Stephen Jarislowsky, a former director of SNC-Lavalin Group Inc. and a long-time advocate of corporate governance in Canada, is calling on the Quebec company to get the blessing of its shareholders before selling most of its stake in the Highway 407 toll road outside Toronto.
SNC said earlier this month it will sell 10 per cent of the 407 to the Ontario Municipal Employees Retirement System (OMERS) for $3-billion, plus a potential $250-million extra payable when certain milestones are met. SNC owns 16.8 per cent of the 407, with Ferrovial SA and the Canada Pension Plan Investment Board holding the rest.
Mr. Jarislowsky’s comments come in a “personal note” in the latest e-mail newsletter from the Canadian Foundation for Advancement of Investor Rights, an investor-advocacy group that he helped found and to which he contributed $2-million in seed money. Mr. Jarislowsky continues to sit on the board as the group struggles for additional funding.
"Selling Capital assets is very much in the ordinary course of our business,” SNC spokesman Nicolas Ryan said in a statement Tuesday morning. “The potential sale of a portion of [the 407] has been publicly disclosed every time it was considered,” SNC said, including the first disclosure on Aug. 2 of last year.
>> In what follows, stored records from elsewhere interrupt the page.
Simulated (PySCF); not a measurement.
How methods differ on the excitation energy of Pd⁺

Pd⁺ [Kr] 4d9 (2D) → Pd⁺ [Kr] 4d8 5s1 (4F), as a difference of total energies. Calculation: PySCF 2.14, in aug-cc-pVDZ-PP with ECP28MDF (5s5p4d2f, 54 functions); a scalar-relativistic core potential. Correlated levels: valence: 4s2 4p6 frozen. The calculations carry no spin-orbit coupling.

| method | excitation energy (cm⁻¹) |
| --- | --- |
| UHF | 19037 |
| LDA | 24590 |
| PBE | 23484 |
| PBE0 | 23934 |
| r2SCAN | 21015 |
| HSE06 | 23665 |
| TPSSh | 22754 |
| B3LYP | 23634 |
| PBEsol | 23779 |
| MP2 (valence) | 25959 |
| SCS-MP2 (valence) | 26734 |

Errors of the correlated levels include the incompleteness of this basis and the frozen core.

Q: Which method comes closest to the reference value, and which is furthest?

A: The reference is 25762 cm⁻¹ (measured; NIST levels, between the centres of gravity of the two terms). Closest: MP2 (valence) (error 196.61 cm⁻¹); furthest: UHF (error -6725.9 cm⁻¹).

Mr. Jarislowsky acknowledges SNC is allowed to make the sale without a vote. The Toronto Stock Exchange requires a shareholder vote when a listed company plans to dispose of businesses that represent 50 per cent or more of its assets, as measured on the balance sheet, or various other measures including revenue or management time. Estimated market value, however, is not one of the criteria. And Mr. Jarislowsky points to the 407′s outsized role in SNC’s current market value, estimating it represents 80 per cent of SNC’s current $5.8-billion market capitalization.
He says shareholders are giving little value to the company’s engineering business, which would remain after the 407 sale. He said “it will be a Herculean task to rebuild SNC-Lavalin Engineering” and “the shareholders may end up with next to no value” if the sale proceeds.
“The Board’s decision regarding the 407 in my opinion lacks ethics and goes counter to fiduciary exercise of responsibility,” he wrote. “At the very least in this case, a free vote by the shareholders should be mandatory before the 10 per cent sale of the 407 is permitted even if current law permits it.”
SNC’s 407 stake “is one of the finest investments that I know, as it is quasi government-guaranteed, plus enjoys the full growth of the traffic around Toronto ... the asset has the quality of a government bond, plus profits from the growth of the transportation revenues as the traffic on the road increases, or as the road is widened or expanded.” Mr. Jarislowsky estimates the value of the 407 investment can double in 10 years.
Mr. Jarislowsky is also exercised about the failure to provide a deferred prosecution agreement to SNC. The company faces charges of bribery and fraud related to business dealings in Libya from 2001 to 2011. Federal prosecutors have so far declined to invite the company to negotiate a settlement on those charges to avoid a lengthy trial.
As Mr. Jarislowsky describes the aftermath: “In recent months, the company has claimed political centre stage in Ottawa due to the government’s ineptness ... SNC-Lavalin was ordered to face criminal charges by a minister with good intentions, yet little experience. To date, this error has not been reversed, a situation I have difficulty understanding.”
“SNC-Lavalin appreciates Mr. Jarislowsky’s remarks on the appropriateness of a remediation agreement in the circumstances of our company,” Mr. Ryan said in the statement.